Preparation works for cable installation at PacWave site about to kick off

Oregon State University has shared the latest updates and the upcoming steps in the construction PacWave South site, the first full-scale wave energy test facility in the United States.

Illustration/The PacWave test site (Courtesy of Oregon State University)

The PacWave South project in Seal Rock, Oregon, will be the first pre-permitted, full-scale test facility for wave energy devices in the United States, developed jointly by the US Department of Energy (DOE), the State of Oregon, and Oregon State University.

Once completed, the site will be able to accommodate up to 20 wave energy converters of various designs to be tested in real-world, open-sea conditions seven miles off Oregon’s coast.

The project includes four offshore steel conduits up to 120 feet below the seafloor and extending a mile offshore, connecting to a bundle of five onshore high-density polyethylene (HDPE) conduits, all installed using horizontal directional drilling (HDD) methods and ultimately connecting to PacWave’s utility connection and monitoring facility.

According to Oregon State University, the next step in the construction, which was expected to commence around 7 August, will include crews working onshore and from a vessel anchored about a mile offshore Driftwood Beach State Recreation Site south of Newport.

Workers aboard the vessel and additional crews at the recreation site will inspect and prepare cable conduits for next summer’s planned installation of power and data cables.

“A mile sounds far, but the offshore support vessel Seacor Lee is a large ship, and it will appear very close,” said Burke Hales, PacWave’s chief scientist and a professor at the OSU College of Earth, Ocean, and Atmospheric Sciences. “We just want to make sure people are aware of what’s happening.”

The cables, which are each about 12 miles long, are being manufactured in Norway by the Paris-based firm Nexans.
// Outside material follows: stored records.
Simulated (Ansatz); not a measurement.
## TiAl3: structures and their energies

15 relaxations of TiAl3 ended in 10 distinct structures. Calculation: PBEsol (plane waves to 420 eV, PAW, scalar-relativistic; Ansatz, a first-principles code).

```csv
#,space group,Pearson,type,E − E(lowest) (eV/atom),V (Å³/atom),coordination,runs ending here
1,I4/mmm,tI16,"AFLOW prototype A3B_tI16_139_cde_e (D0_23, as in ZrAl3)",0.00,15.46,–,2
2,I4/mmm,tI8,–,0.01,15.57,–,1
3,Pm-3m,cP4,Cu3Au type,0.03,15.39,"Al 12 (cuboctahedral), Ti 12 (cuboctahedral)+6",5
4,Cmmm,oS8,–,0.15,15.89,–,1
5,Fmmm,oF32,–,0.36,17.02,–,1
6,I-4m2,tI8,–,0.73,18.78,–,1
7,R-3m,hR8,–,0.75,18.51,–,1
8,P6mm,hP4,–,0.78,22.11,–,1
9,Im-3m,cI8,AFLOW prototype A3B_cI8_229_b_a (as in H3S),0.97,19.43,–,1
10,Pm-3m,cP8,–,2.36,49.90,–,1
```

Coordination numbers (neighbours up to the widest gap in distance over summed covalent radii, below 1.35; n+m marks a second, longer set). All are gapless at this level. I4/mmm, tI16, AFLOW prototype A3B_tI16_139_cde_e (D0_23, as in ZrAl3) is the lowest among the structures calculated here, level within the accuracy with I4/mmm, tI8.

As part of the upcoming work, the ends of the cable conduits which were installed and sealed in 2022 will be opened so they can be flushed and messenger lines can be installed.

The work at Driftwood is expected to be completed by early September.

Work is also underway on the shoreside utility connection and monitoring facility, which is expected to be substantially completed by the time the cable installation begins next year, Oregon State University noted.